Annie Leibovitz's "Women: New Portraits."

Annie Leibovitz unveiled her “Women: New Portraits” exhibition at a press event on Tuesday. The show represents the Italian leg of a 12-month global tour, sponsored by the Swiss banking group UBS, that has touched based in London, Tokyo, San Francisco, Singapore, Hong Kong and Mexico City so far.

“I’m so glad to be here in Milan, Milan means a lot to me,” said Leibovitz, who also thanked UBS, stressing how the banking group “did not hesitate to jump in to support this project” and “made it possible for the show to be open to the public for the next three weeks.”

Running from Sept. 9 to Oct. 2, the exhibit is hosted at the Fabbrica Orobia, an industrial space located in Milan’s southern area, which is quickly developing since the opening of the nearby Fondazione Prada.

“This show really is an installation, it’s a pop-up show,” said Leibovitz. “We tend to put it into really historical buildings, in locations that had a sense of being reused and this Fabbrica Orobia is exactly that kind of place, now turning into a cultural center. I love that it was a factory for light bulbs — as a photographer that seems kind of amusing.”

The images displayed are an extension of a series of portraits published over 15 years ago, when Susan Sontag inspired and worked with Leibovitz to realize a book of images centered on women.

But Leibovitz wasn’t sure of the project at first. “It was Susan Sontag’s idea and I was reluctant,” she revealed. “I was concerned to take it on, accepting as big and broad a [project] as Women. It was like going out and photographing the sea, the ocean.”

Defined by Sontag as a “work in progress”, the portraits aim to reflect the changes of the women’s role in contemporary society, portraying personalities who achieved accomplishments in the world of art, music, business, sport and philanthropy. “It’s important to see who we are, how diverse we are, how confident we can be, what we are doing. We need to like ourselves, we need more understanding, we need more work on these issues,” said Leibovitz.

The photographer revealed she was impressed by the outcome of the original project and noticed how “the biggest difference with 1999 is that I see a whole sense of confidence, that wasn’t quite there before.”

In the new series, Leibovitz wanted to include portraits of singer Adele, Burmese politician San Suu Kyi, ballet dancer Misty Copeland, comedian Amy Schumer, women’s right lawyer Andrea Medina Rosas and writer and activist Gloria Steinem, among others.

The photographer shared anecdotes regarding some of her shooting sessions, including the ones with Patti Smith (“I’m very lucky, as I photographed people over and over again, and Patti is one of these”); tennis champion Serena Williams (“I wanted Serena to be on the cover of Vogue, I was glad she made it,”), and TV producer and writer Shonda Rhimes, whom Leibovitz shot in the reproduction of the Oval Office on the set of “Scandal,” sitting on the chair with her feet on the desk. “I just love the audacity and her confidence,” said the photographer.

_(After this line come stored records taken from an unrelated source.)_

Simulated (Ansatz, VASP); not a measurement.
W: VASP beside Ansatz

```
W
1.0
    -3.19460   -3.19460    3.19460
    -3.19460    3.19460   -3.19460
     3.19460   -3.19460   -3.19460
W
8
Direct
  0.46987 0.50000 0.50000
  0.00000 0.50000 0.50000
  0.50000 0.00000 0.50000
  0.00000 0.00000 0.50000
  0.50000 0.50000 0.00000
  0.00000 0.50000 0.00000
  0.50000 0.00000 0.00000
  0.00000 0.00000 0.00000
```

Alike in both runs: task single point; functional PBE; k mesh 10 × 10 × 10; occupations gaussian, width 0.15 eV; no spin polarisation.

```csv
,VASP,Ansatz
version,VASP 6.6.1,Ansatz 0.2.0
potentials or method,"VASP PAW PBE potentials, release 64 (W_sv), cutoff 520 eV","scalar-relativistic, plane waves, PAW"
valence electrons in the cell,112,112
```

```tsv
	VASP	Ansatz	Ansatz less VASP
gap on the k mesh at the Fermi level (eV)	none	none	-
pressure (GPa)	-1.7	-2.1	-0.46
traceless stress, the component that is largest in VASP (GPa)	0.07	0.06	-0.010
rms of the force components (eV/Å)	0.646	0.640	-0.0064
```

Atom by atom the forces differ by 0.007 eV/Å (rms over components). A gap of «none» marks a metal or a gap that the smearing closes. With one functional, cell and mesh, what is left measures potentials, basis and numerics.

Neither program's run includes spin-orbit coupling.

Asked about an eventual trip to the real Oval Office, to portray the candidate slated to be the first woman president of the United States, Leibovitz sounded confident and said “I plan to do it. [Hillary Clinton] is going to be our next president.”

Meanwhile, another woman is next on the photographer’s list. “Miuccia Prada is going to sit on Friday. I worked with her before and I asked her to be in this series and she has agreed, so she is coming up,” revealed Leibovitz, saying, “I have a lot of respect for her and for what she’s done.”

In addition to the new images, the exhibit features portraits from the 1999 project and unpublished shots, displayed through three big screens. The 37 new photographs will be part of the UBS Art Collection, which, counting more than 30,000 works, is one of the most important art contemporary collections held by a private group worldwide.

The show is also flanked by a series of free programs related to photography, including a laboratory with students of three Italian institutes — Accademia di Belle Arti di Brera, IED Istituto Europeo di Design and IIF Istituto Italiano di Fotografia — a program for teachers in association with the New York’s International Center of Photography, and free labs for families in the weekends.